As a child, like last week, my favorite thing about getting hurt (keep in mind this is a very short list), was to watch the bubbles of hydrogen peroxide when it was poured on a cut. Not only are the bubbles fun to watch, they let us know that it’s working.

So is true with salt, the “bite” was a sign it was working. Being the salt isn’t always pleasant or easy, and can really sting, but that’s how we know that we haven’t “lost our saltiness,” that Christ is working in us and we are becoming clean. (And for further reference the only other thing on the list of injury positives would be the aforementioned, salt-infused, McDonalds milkshake that my mom would buy me to stop my whining.)

Not only do we need to be the bite occasionally, we need to hear a good “biting” message, a reality check that may not always feel great. Jesus’ Sermon on the Mount probably stung a few folks that day in Galilee, and it’s quite apparent that his years of ministry did.
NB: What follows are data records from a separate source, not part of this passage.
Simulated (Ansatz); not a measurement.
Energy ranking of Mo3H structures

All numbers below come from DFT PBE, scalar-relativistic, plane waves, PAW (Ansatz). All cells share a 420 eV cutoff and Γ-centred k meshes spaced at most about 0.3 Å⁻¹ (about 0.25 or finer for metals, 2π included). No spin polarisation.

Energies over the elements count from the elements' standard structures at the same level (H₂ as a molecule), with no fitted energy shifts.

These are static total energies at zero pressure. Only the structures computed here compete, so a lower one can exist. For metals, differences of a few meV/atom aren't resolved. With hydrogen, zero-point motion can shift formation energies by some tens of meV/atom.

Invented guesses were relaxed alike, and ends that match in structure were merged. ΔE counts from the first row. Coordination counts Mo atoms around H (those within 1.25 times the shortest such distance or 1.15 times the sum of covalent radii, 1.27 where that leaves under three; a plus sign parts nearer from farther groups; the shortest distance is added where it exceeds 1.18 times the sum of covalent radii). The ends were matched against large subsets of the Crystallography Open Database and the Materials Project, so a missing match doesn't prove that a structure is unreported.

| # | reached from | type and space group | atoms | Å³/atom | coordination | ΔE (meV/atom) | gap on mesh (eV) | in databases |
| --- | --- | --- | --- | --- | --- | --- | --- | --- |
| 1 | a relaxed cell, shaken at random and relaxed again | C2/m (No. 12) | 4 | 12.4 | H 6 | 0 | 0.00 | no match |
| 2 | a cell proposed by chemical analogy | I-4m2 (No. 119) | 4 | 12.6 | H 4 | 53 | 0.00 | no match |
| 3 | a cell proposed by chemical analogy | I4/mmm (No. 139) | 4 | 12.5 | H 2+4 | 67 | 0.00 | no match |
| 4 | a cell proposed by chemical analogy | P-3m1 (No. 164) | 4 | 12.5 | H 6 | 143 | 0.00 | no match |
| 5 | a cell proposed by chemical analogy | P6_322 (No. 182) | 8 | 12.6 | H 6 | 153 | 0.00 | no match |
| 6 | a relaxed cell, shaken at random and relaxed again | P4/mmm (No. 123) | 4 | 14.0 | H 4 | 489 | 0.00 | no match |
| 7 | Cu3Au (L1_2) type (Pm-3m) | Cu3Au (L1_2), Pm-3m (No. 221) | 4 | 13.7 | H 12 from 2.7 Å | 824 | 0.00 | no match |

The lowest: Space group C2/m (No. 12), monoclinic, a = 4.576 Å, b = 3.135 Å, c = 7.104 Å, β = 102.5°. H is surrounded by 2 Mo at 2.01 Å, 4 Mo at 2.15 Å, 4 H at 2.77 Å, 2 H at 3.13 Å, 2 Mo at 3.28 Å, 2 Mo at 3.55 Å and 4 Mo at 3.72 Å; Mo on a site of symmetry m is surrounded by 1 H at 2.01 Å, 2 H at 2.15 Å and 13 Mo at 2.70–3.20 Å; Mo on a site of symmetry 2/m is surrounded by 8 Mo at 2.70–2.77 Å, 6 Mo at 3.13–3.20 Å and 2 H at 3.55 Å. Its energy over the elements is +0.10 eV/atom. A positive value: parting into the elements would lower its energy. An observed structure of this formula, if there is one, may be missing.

Luther’s final “purpose” of salt was to “add pleasure and tastiness to life!” Sometimes it stings, yes, but sometimes it seasons! Salt is what adds that extra kick to our favorite dishes, just like our faith adds flavor and meaning to our lives here on earth; and as Disciples of Christ, we have the unique ability to add flavor to the lives of others.

Living out these three roles (being the salt), preservation; bite; and seasoning, are what allow us to be fresh and alive to the world, but much like a balanced diet, we must constantly balance between them. If you find yourself the eternal preserver, feeling a constant need to bear the burdens of your friends and family, and/or you constantly give of your time and energy to preserve the world, your going to find yourself fatigued and burnt out… risking “losing your saltiness.”

Much the same, if you are always “the bite,” the harsh word of truth to the world, you may find yourself alone most Friday nights. We mustn’t take life too seriously, but speak the truth when the truth needs to be spoken, and out of love; not condemnation.

Finally, seeking to be the “flavor of life,” the always happy-go-lucky friend, can leave us searching for a deeper purpose and meaning. One of the loneliest lives is that of the person who feels like they always have to smile… I long yearned to take on this role… I was the class clown in school and always trying to add laughter or goofiness the situation. To season life doesn’t mean being happy and fun all the time, it’s a call to be real, sincere, and organic.

This passage ends with Jesus switching metaphors from salt to light and that’s where we will conclude as well. Do you remember the first time, way back in 5th grade or so, that you held a prism? I never truly respected sunshine before that. Growing up I always wanted colored light bulbs in my room, blues and reds… the white ones were boring! Then I held that prism one day in class and saw, for the first time, the rainbow that made the true light of the world.

“You are the light of the world,” declares Christ, and that means that you (we) are the brilliant balance of reds, yellows, oranges, blues, violets, and greens. We are the light, but not the source…

Have you ever spent the night on the coast? A lighthouse is an amazing thing. Its not a giant flashlight as a passing glance would have you think; a lighthouse bulb is actually an incredibly intricate network of mirrors that reflect light in perfect balance and fashion as to brighten the way for all who are lost. We are not the source of light, but the reflection of the one true light, and we are called to let our light shine bright for all to see… and that requires balance, moderation, and diversity.